Page MenuHomePhabricator

Degraded RAID on analytics1059
Closed, ResolvedPublic

Description

TASK AUTO-GENERATED by Nagios/Icinga RAID event handler

A degraded RAID (megacli) was detected on host analytics1059. An automatic snapshot of the current RAID status is attached below.

Please sync with the service owner to find the appropriate time window before actually replacing any failed hardware.

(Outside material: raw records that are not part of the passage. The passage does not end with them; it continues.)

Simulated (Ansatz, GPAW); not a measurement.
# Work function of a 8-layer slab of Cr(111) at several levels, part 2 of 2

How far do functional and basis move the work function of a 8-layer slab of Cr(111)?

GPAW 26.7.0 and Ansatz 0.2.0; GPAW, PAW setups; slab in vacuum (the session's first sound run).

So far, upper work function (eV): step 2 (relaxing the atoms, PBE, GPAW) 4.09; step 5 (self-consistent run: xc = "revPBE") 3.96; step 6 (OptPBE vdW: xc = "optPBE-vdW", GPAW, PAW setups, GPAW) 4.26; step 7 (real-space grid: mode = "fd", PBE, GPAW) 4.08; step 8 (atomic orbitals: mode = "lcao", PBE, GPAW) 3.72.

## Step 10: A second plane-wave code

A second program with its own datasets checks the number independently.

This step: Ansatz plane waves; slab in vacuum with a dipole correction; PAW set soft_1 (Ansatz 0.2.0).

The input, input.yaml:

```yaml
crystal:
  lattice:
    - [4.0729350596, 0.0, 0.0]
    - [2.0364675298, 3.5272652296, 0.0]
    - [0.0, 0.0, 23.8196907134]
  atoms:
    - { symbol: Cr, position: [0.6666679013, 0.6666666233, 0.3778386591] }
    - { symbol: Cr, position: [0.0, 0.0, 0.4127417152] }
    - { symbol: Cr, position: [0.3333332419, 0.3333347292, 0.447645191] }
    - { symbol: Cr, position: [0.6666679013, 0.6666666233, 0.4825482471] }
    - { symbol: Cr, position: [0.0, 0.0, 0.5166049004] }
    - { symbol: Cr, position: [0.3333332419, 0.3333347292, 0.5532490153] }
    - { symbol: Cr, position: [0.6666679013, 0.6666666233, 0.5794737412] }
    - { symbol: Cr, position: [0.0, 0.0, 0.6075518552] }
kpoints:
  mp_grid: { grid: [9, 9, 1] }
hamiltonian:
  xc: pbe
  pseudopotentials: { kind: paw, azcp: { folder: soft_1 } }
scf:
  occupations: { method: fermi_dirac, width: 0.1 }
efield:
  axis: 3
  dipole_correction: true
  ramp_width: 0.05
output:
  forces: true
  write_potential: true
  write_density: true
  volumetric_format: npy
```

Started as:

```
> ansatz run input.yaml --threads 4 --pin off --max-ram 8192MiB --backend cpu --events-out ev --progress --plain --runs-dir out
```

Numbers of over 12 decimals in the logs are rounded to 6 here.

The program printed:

CRITICAL: 1 failed LD(s) (Offline)

$ sudo /usr/local/lib/nagios/plugins/get-raid-status-megacli
Failed to execute '['/usr/lib/nagios/plugins/check_nrpe', '-4', '-H', 'analytics1059', '-c', 'get_raid_status_megacli']': RETCODE: 2
STDOUT:
b'CHECK_NRPE STATE CRITICAL: Socket timeout after 10 seconds.\n'
STDERR:
None

Event Timeline

Mentioned in SAL (#wikimedia-analytics) [2021-03-07T07:49:32Z] <elukey> umount /var/lib/hadoop/data/e on analytics1059 and restart hadoop daemons to exclude failed disk - T276696

Milimetric moved this task from Airflow to Incoming on the Analytics board.
Cmjohnson subscribed.

I replaced the disk it's in an unconfigured state: Can you add it back to the raid?

Firmware state: Unconfigured(good), Spun Up

Disk is added to raid. Thanks @Cmjohnson for doing the replacement.